For this exercise I took a number of shots both with lines converging to a point in the frame as well as images with lines flat (or as flat as possible) to the sensor. In some cases the perspective was adjusted in post processing to correct for the tilting of the lens.
All pictures were taken with prime lenses on a DSLR in programme mode and auto-ISO turned on. The camera made its own exposure decisions, but the lenses were focused manually.

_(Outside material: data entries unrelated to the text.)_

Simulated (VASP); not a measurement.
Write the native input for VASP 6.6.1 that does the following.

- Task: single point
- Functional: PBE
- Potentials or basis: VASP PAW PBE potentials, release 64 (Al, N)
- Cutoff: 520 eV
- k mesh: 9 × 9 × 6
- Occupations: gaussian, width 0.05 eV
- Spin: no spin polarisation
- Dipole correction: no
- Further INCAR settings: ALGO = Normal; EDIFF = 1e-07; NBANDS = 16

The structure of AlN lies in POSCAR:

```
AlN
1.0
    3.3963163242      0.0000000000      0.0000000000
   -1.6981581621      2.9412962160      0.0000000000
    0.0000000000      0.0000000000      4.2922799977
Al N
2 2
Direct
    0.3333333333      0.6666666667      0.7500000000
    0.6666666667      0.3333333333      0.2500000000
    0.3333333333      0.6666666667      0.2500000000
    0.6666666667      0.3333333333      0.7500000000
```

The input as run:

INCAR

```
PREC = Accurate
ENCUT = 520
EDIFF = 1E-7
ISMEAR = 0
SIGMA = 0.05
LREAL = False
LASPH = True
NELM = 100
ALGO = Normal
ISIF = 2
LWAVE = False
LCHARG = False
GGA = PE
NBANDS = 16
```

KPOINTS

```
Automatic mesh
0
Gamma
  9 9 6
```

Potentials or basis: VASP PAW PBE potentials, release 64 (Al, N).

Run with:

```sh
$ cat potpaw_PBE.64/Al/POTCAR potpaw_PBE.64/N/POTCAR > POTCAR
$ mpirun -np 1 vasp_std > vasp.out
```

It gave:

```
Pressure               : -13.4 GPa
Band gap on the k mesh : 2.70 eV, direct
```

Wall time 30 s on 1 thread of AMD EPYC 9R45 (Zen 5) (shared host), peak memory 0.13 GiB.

Pictures 1 and 3 are very similar in the sense there are strong lines both from the bottom and top of the picture that lead the eye towards infinity. There are a number of elements on these pictures (people and objects) that fall along the path of the lines, but while the eye stops temporarily to examine these objects, it quickly continues to follow the lines, in both cases towards infinity, where there are no special features for the eyes to stop, for which they move back along the same lines to where they started. Picture 2 is somewhat different from the other ones in which the leading lines are stronger (as the camera was close to them when I took the picture) and in this case lead the eye to a person walking on the top right hand side of the frame. This person is prominent enough to allow the eyes to move to him and stay there for some time, but he does not fall exactly on the path of the lines, for which the eye continues its trajectory towards infinity.
Picture 4 was also taken at an angle to the focal plane and there are converging lines at the side and diagonals crossing the frame. But nearly all these lines are encapsulated by horizontal lines at the top and the bottom as well as by the dark frame at the sides and the bottom, which make a good job of keeping the eye focusing on the middle of the picture. There is one exception to this: the lighter area of the concrete wall to the top centre left of the picture contains a line which continues from one of the diagonals and leaves the frame, through which the eye finds a way of escaping what otherwise would be a very tight framing.
The next lot of pictures was taken with lines running parallel to the focal plane in as much as possible. In pictures 5 an 6 the main lines are horizontal and they primarily serve the purpose of segmenting the frame, but are not the main subject. The segmentation of the person’s shadow in picture 5 by the horizontal lines accentuates the effect and makes the shadow appear to be longer than what it is. There is also a diagonal line created by the staircase wall on the right hand side that contains the picture and bounces the eye back to the shadow. In picture 6, the line nicely divides the frame alongside the two dots, to which the eye moves back and forth.
Picture 7 contains a nice combination of vertical, horizontal and diagonal lines. Unlike that of picture 5, the diagonal here starts from a prominent part of the picture and divides the frame in two parts that contain material visual information. The eye follows the trajectory of the vertical becoming diagonal and stops right at the edge of the frame where there is a person holding his mobile phone. This person is of a dark complexion and being partially in shadow creates a nice contrast to the sunlit concrete wall at the back of his head. In this case, the person and its location saves the picture, which otherwise would have been just a collection of lines leading nowhere.